29 April 2014 | by (Australia) – See all my reviews

I've been searching for my notes on this TV series without any luck, so, I'll just have to wing it here. From memory, I was looking at scoring it 90% but - and it's a big but - the score depends on how useful the series actually is. By that I mean this...you remember that Nintendo hand-held gaming device (the DS?) and games like "Brain training"? Since I didn't actually have that device, I'm just going on memory here. Now, I'm sure there would have been commercials on TV for that game making all sorts of claims about the benefits of playing this game (something that the host of "Redesign my brain" (i.e. Todd Sampson) would be all too well aware of, being a fixture on the advertising deconstruction "Gruen" series of panel shows on ABC TV (Australia). Well, I'm pretty sure I've come across articles in the media since that game came out showing that playing the game really had no cognitive benefits for players. If it turns out that Todd's programme here is in the same boat, well, you'd just have to mark the series down as a result, right?

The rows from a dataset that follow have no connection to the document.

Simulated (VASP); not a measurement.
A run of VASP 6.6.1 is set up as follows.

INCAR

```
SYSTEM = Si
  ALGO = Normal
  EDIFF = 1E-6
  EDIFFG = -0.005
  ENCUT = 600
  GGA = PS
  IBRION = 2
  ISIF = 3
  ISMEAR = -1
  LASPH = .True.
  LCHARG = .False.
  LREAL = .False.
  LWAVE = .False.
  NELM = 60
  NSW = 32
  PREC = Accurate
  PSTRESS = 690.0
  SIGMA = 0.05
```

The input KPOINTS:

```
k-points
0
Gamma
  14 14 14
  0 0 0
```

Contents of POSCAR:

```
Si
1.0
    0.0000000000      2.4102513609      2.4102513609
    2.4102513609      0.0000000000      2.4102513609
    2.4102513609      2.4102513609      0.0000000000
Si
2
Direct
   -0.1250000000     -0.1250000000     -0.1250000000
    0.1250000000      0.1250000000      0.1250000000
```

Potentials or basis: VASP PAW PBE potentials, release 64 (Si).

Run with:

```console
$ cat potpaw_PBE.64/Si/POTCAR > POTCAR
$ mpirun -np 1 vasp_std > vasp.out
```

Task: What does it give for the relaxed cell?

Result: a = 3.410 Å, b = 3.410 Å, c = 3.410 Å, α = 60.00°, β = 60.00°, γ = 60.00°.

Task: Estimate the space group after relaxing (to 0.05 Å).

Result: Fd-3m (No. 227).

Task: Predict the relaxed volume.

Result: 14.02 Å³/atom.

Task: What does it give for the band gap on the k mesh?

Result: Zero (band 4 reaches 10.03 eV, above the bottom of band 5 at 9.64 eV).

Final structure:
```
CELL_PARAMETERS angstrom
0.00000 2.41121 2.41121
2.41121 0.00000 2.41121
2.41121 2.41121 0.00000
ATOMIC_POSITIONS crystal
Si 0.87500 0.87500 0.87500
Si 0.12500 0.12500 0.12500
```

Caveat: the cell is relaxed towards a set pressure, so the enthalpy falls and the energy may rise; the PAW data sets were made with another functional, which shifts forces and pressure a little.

With that in mind, I have to say that I found the series (well, mainly for the first one or two episodes of this three part series) brilliant. From memory, the first episode introduced some computer related 'games' which were designed to improve certain mental functions...things like peripheral vision, reasoning etc. At the time of broadcasting, the host broadcaster had a link to an outside website which ran those same 'tests' and you could compare your results to Todd's in the programme. That's probably not available any more but I did partake in the process. Can't say that I can always compare apples to apples here, but one of the marks against these 'tests' were the seemingly random results I generated. First time, I think, I had the IQ of a lump of wood, apparently. In other 'tests' for the same (similar?) activity, I was apparently in the top echelon of players...not a scientist here, but something like in the 99th percentile (?). So, already, I am asterisking the 'tests' that Todd engaged in and asserted to have some benefit to participants.

Maybe I should point out that much of the content in this series overlapped with similar programmes from other countries, like "Test your brain", amongst others, no doubt. Whilst enjoying programmes like that, it just seemed to me that Todd went out of his way to make this kind of stuff accessible to the ordinary viewer (via links to websites which ran these kinds of exercises).

Todd also makes claims for the mental benefits of juggling and in the last episode (from memory) he does a Houdini by manacling himself and sinking to the bottom of a swimming pool, in order to escape. Again, there was a big "So?" factor for me here. I.e. whilst no doubt being cool to escape such shackles and rise to the surface, does this ability in any way improve one's general mental functioning? I don't know. Todd seems to think that it does. Who knows? Todd?

Like a reviewer in The Age's Green Guide TV liftout, I have to be admit to being quietly amused when Todd is tasked by a scientist to create a vehicle, McGyver style (from memory). Todd seems really peeved with the scientist for giving him such a low score. It just made me think how Todd would have reacted to one of his employees (he runs an advertising company) coming up with the 'brilliant' idea to flog a product using a jingle...or cheerleaders? It just seemed to me that Todd was being too needy for affirmation by the scientist when his work didn't really warrant it.

One scribble I did find on this series concerned a puzzle Todd had to solve using matches (episode 2). I thought I got a better/smarter answer than what Todd did. In case you don't watch this series, my notes show that Todd's solution to a puzzle was "V = V = V". My solution was "X = V + V". Those are Roman numerals, of course. Hopefully my answer is valid. Just trying to demonstrate that an 'ordinary' person like myself could surpass Todd and his 'redesigned' brain. Just remembered now that Todd also made a mistake in naming three consecutive days (or something of the sort). I also made a mistake, but not sure if it couldn't have counted. I.e. my 'mistake' was to suggest "Christmas eve, Christmas and Boxing day" as an answer to the posed question. Todd did provide the 'correct' answer on another attempt. Maybe it's how you frame the question?

Have read criticism in the media by some (I think) that this project of Todd's was narcissistic. I would interpret that as meaning that Todd obviously has a certain level of intelligence in order to be a successful businessman and media person, as he is. It's not a big issue for me, though...although I did point out his 'neediness' in that construction exercise earlier.

My profile at this site does have a link to a website which was linked to via the host broadcasters webpage for this programme when it was running here.

It would be nice to think that Todd has enabled people to 'train their brain' to be better, faster, smarter. If not, he has done a very good job selling the feeling that it does!

P.S. I remembered something I probably mentioned in my original notes on this: I was reflecting on what activities Todd's computer exercises could be useful for. It occurred to me (as a layperson) that maybe it could be useful for, say, a F1 driver (as far as peripheral vision and information processing goes. Lifesaving, perhaps?), which might suggest that the areas ofhuman endeavour where Todd's exercises can be of use might be very small indeed!